YEARS AGO


Today is Saturday, March 28, the 87th day of 2015. There are 278 days left in the year.

ASSOCIATED PRESS

On this date in:

1515: St. Teresa of Avila is born Teresa de Cepeda y Ahumada.

1834: The U.S. Senate votes to censure President Andrew Jackson for the removal of federal deposits from the Bank of the United States.

1854: During the Crimean War, Britain and France declare war on Russia.

1898: The Supreme Court, in United States v. Wong Kim Ark, rules that a child born in the United States to Chinese immigrants is a U.S. citizen.

1930: The names of the Turkish cities of Constantinople and Angora are changed to Istanbul and Ankara.

1935: The notorious Nazi propaganda film “Triumph des Willens” (Triumph of the Will), directed by Leni Riefenstahl, premieres in Berlin with Adolf Hitler present.

1941: Novelist and critic Virginia Woolf, 59, drowns herself near her home in Lewes, East Sussex, England.

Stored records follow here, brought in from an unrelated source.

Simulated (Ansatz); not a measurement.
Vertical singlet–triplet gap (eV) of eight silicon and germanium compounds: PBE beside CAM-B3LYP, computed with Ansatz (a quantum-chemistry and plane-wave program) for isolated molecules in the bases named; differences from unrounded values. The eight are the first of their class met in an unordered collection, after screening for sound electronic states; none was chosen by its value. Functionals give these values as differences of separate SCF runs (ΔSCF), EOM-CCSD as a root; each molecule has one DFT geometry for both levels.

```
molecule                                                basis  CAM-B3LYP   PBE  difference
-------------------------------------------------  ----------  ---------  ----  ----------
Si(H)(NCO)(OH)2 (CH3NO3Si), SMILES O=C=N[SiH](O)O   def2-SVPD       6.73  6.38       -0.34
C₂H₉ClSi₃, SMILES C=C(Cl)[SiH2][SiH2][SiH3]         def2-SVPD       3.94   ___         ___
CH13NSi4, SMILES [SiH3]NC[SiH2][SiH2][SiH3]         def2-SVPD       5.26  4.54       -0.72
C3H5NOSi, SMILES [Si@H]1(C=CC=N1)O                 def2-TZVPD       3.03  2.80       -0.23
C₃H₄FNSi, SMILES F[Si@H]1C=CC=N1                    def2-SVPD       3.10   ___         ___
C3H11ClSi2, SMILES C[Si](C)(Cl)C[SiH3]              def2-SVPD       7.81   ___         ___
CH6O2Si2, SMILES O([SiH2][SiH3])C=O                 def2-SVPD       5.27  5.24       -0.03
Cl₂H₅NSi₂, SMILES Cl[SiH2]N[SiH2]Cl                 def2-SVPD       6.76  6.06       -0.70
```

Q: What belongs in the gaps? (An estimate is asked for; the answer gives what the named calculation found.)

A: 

1955: John Marshall Harlan II is sworn in as an associate justice of the U.S. Supreme Court.

VINDICATOR FILES

1990: Army Air Force Gen. Paul W. Tibbets, pilot of the Enola Gay, the B-29 that dropped the atomic bomb on Hiroshima, tells students at Lordstown High School that bombing ended World War II, and given the same conditions, he wouldn’t hesitate to do it again.

Continental Plants Corp. has purchased much of the equipment at GF’s Youngstown plant and will resell it at a two-day auction in May, about two months after GF transferred production to a plant in Gallatin, Tenn.

The South High Band Boosters open a campaign to raise $20,000 to purchase new uniforms for the band, majorettes, dance line and flag line.

1975: Olmstead Township police say they will “definitely file charges” against a 15-year-old student at Fairhaven School for Mentally Retarded Children who called a North Olmstead businessman’s home and attempted to extort $10,000 with a threat to the man’s daughter. The boy stayed on the phone for 90 minutes while the call was traced, and Trumbull deputies arrived to arrest him.

U.S. Steel Corp. announces that it will open a second blast furnace at its Ohio Works, which will return about 100 furloughed men to their jobs.

Bishop John H. Burt of the Cleveland Episcopal Diocese, says he will celebrate communion with the Rev. Jane Hwang, a visiting woman priest who was ordained by the Hong Kong Diocese. The announcement comes at a time when the Rev. L. Peter Beebe of Oberlin is being tried by a church court for allowing two “irregularly ordained” women to join a communion celebration.

1965: Donald J. Libert, Katahdin Drive, Poland, a member of the law firm of Machester, Bennett, Powers & Ullman, joins the legal department of Youngstown Sheet & Tube Co. Robert Lobdell, Poland Manor, former assistant secretary, will leave S&T to become assistant general counsel of Times-Mirror Co., Los Angeles.

The second annual Steel City Intercollegiate Debate Tournament held at Youngstown University attracts 20 teams from 15 colleges and universities. Capitol University wins in the first round.

1940: Helen Jepson, Metropolitan Opera star who will appear in concert with the Youngstown Symphony Orchestra at Stambaugh Auditorium, is honored at a luncheon at the Youngstown Club give by the Women’s Committee of the Youngstown Symphony Society.

Two Youngstown legislators, state Sen. Maurice Lipscher and J. Ralph Seidner Sr., are among 29 members of the 91st General Assembly who will have to return mileage payments to the state following a ruling by the Ohio Supreme Court. Lipscher must return $302 and Seidner, $257.